Most of this slope looked like this, and it was just this slope. Dark discoloration of the shingles just below the butts of overlapping shingles. No evidence of fire anywhere and it didn’t come off on your fingers like soot.
What type of cedar is it and what was the flashing material.
Iron stains may appear in two forms: the reddish brown discoloration caused by rust, and blue-black discoloration caused by the reaction of iron from nails and other metal objects with extractives from the cedar. To prevent these stains, use only hot-dipped galvanized, aluminum or stainless steel nails when fastening cedar.
What is extractive bleeding and how does one clean it off?

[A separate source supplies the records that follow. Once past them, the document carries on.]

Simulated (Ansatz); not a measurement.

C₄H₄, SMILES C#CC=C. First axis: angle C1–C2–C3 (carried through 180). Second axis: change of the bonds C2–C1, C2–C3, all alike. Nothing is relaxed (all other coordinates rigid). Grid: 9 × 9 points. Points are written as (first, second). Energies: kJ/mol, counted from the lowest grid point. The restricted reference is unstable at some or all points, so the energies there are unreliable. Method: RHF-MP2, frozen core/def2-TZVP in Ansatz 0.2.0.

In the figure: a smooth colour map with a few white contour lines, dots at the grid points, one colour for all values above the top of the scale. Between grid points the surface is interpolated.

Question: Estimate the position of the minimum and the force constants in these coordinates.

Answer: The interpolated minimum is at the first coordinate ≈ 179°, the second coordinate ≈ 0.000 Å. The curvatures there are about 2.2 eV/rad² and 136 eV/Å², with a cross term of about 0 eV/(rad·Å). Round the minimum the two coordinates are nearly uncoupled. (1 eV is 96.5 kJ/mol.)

Extractive bleeding is characterized by the tannins in the wood being dissolved in moisture and migrating to the surface of the product. Rain will sometimes wash these stains away; however if left to weather, the sun can cause polymerization, thus requiring the addition of a tannin blocker and new top coat finish (ensure proper surface preparation before applying new top coat) once the moisture problem has been solved. Compounds containing oxalic acid appear to be the most effective at removing extractive bleeding stains: ensure you use proper safety precautions and follow the oxalic acid compound manufacturer’s application directions. Extractive bleeding does not signify failure of the applied finish, but instead is found in applications where a source of moisture is present. Extractive bleeding is not a manufacturing defect nor is it a finish defect; it is a natural phenomenon that occurs in applications. Tannin blocking products help, however, the CSSB does not provide any finish warranty. Check with your sidewall product manufacturer, finish manufacturer, Approved Installer, or professional contractor for more assistance.